I-2 (seventh - eighth grades)

Race and Michael lead the I-2 social studies class in Return Day, a post-election tradition, unique to Sussex County, Delaware where political opponents come together literally "bury the hatchet" and agree to work together for the good of the community.

Seventh and eighth graders (Intermediate two) are encouraged to think analytically, study independently, work in small groups and share their knowledge with peers. Students are expected to bring projects to a satisfying conclusion, effectively communicate their ideas to others both in writing and orally. A priority is for students to gain self-confidence. Topics are presented with materials and perspective from more than one discipline, which leads to learning across the curriculum. Intermediate two students are encouraged to make interdisciplinary connections and to recognize that nothing exists in isolation.  

LITERATURE

Through reading, writing and associated projects, Intermediate 2 students sharpen and further develop the skills they acquire in I-1  

Students read a variety of literature. Book projects, class discussions, comprehension questions and written reading responses help students develop an appreciation of structure and theme in a variety of genres. The emphasis is on reading actively, observing and questioning to help students become familiar with the literary elements of plot, setting, characters, point of view and theme. Class discussion is very important and participation is required. Poetry is integrated into the regular readings and assignments, with a special focus during National Poetry month in April.  
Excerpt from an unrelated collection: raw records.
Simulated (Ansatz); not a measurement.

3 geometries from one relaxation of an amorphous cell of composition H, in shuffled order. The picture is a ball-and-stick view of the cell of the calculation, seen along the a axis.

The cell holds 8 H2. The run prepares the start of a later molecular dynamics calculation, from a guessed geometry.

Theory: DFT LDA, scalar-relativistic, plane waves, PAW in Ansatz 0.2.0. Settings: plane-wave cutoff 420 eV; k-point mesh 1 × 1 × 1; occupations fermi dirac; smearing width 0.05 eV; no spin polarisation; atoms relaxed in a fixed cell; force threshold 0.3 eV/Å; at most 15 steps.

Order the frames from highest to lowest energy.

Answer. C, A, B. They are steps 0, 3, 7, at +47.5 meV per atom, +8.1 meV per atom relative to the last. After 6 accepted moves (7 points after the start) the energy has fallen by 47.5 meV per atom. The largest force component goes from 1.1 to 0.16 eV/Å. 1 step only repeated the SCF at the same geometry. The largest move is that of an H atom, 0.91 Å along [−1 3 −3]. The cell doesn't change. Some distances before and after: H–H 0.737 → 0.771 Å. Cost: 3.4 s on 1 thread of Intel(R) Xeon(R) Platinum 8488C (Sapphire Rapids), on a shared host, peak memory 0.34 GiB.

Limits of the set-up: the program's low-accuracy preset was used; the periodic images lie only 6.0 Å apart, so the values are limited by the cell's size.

Students practice the writing process, which reinforces the steps of prewriting, drafting, revision, conferencing, editing and keyboarding. Content for writing comes from personal experience, teacher-directed writing prompts and themes from literature reading. The Six Traits Writing Rubric is used to teach and assess components of all good writing. These include: ideas, organization, voice, word choice, sentence fluency and conventions. Assignments are varied, allowing students to examine and practice expository, descriptive, narrative and persuasive writing. Students are encouraged to think broadly and stretch beyond their comfort zone in their writing. Students expand their spelling and grammar skills through revision of their own work, in addition to other materials and activities.

MATHEMATICS

Prentice Hall Mathematics is used as the core of the Intermediate math curriculum.  Frequent checkpoints include regular homework, quizzes, periodic projects, activity labs, class participation and preparedness and tests.

Seventh grade mathematics explores pre-algebra and pre-geometry skills. Topics explored are: variables and expressions (algebraic expression - writing algebra involves operations and symbols as well as letters to use as "placeholders”), order of operations (algebra is a mathematical system with certain conventions; one of these conventions is consistency), writing and evaluating expressions (writing verbal statements as algebraic expressions), integers and absolute value (whole numbers and their negative opposites and the distance an integer is from zero), adding and subtracting integers, inductive reasoning and looking for a pattern (making conclusions based on patterns you observe), multiplying and dividing integers, coordinate plane, properties of numbers, simplifying algebraic expressions, variables and equations, solving equations, reasoning strategy (Try, Test, Retry), and solving inequalities. The graphing calculator is highly recommended  and introduced in seventh grade. The students are asked to participate in class activities through discussion, sharing work on the board, small group work and projects. Students are required to keep a math binder that contains their notes, homework, graded tests and project work. 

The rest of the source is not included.